Well, first, the scenario you posit is a bit unusual. During the Industrial Revolution (on which I did my MA many moons ago) many of the men who made their money in trade and industry at some point sold their companies to live like landed gentry. Landed gentry status was the desirable form of wealth and social prestige. Trade and industry were a lower class activity. Thus we have Eliot's reference in The Wasteland:
He, the young man carbuncular, arrives,
A small house agent's clerk, with one bold stare,
One of the low on whom assurance sits
As a silk hat on a Bradford millionaire.
The suggestion being that the silk hat of the gentry fits ill on the head of a millionaire who made his money in industrial Bradford.

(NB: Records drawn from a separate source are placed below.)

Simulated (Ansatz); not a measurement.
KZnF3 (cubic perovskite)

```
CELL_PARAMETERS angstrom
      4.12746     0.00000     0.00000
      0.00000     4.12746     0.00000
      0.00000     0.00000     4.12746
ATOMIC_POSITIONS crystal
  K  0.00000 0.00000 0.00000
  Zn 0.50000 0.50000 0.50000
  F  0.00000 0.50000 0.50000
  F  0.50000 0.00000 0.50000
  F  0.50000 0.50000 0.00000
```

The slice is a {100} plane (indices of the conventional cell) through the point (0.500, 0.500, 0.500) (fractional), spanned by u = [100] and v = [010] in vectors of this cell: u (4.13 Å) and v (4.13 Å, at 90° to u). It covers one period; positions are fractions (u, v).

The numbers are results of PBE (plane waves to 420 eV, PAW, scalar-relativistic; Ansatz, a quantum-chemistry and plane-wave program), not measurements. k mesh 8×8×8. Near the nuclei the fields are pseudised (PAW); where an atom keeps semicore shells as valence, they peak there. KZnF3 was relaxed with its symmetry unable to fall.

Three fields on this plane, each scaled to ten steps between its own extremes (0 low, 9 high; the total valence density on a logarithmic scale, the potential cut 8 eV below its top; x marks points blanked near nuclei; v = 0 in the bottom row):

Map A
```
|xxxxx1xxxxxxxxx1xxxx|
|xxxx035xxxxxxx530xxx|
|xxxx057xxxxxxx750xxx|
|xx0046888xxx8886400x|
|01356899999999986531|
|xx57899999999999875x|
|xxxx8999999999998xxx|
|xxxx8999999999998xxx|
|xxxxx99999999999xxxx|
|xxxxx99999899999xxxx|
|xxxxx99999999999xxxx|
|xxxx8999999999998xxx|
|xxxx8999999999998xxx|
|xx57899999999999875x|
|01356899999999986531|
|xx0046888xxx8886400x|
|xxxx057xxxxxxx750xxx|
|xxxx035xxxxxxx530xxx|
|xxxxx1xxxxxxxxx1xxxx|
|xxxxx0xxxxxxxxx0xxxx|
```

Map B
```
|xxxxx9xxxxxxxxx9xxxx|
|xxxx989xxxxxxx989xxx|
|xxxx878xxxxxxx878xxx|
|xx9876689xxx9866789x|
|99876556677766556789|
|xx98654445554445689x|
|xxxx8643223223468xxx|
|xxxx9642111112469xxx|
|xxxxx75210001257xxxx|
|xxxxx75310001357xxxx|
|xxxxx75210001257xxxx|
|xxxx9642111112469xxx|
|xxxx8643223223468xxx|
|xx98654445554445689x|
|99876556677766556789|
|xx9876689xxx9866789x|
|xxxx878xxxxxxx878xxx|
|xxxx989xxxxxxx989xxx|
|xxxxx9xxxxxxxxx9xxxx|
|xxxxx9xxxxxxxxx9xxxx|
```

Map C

Not to say your scenario could not have happened. There were doubtless many variations and combinations, but going into trade was generally considered a step down for the gentry.
But 13, and the teenage years generally, are typically years of high moral certainty and simplistic moral thought. The idea that one's parents and their activities may be immoral comes very easily to a teenager. The scales have fallen from their eyes, as they begin their necessary separation from their parents, and they are full of the disillusionment that comes with realizing that the parents you have worshiped in childhood as infallible demigods have, in fact, feet of clay. The real parent the teenager sees seems like a betrayal of the ideal parent the child believed in, and the teenager, still believing in their own saintly virtue, is slow to forgive the betrayal.
But beyond that, it is a well established convention of literature to create children who speak with greater sophistication and perception than is typical of children of that age. The child in such works is really there to represent the voice of innocence. A novel is a lens, not a window, and you are under no obligation to create a psychologically or developmentally accurate portrait of child. (Consider Scout Finch and Holden Caulfield as two examples of literary children with a facility for expression well beyond that typical of their years.)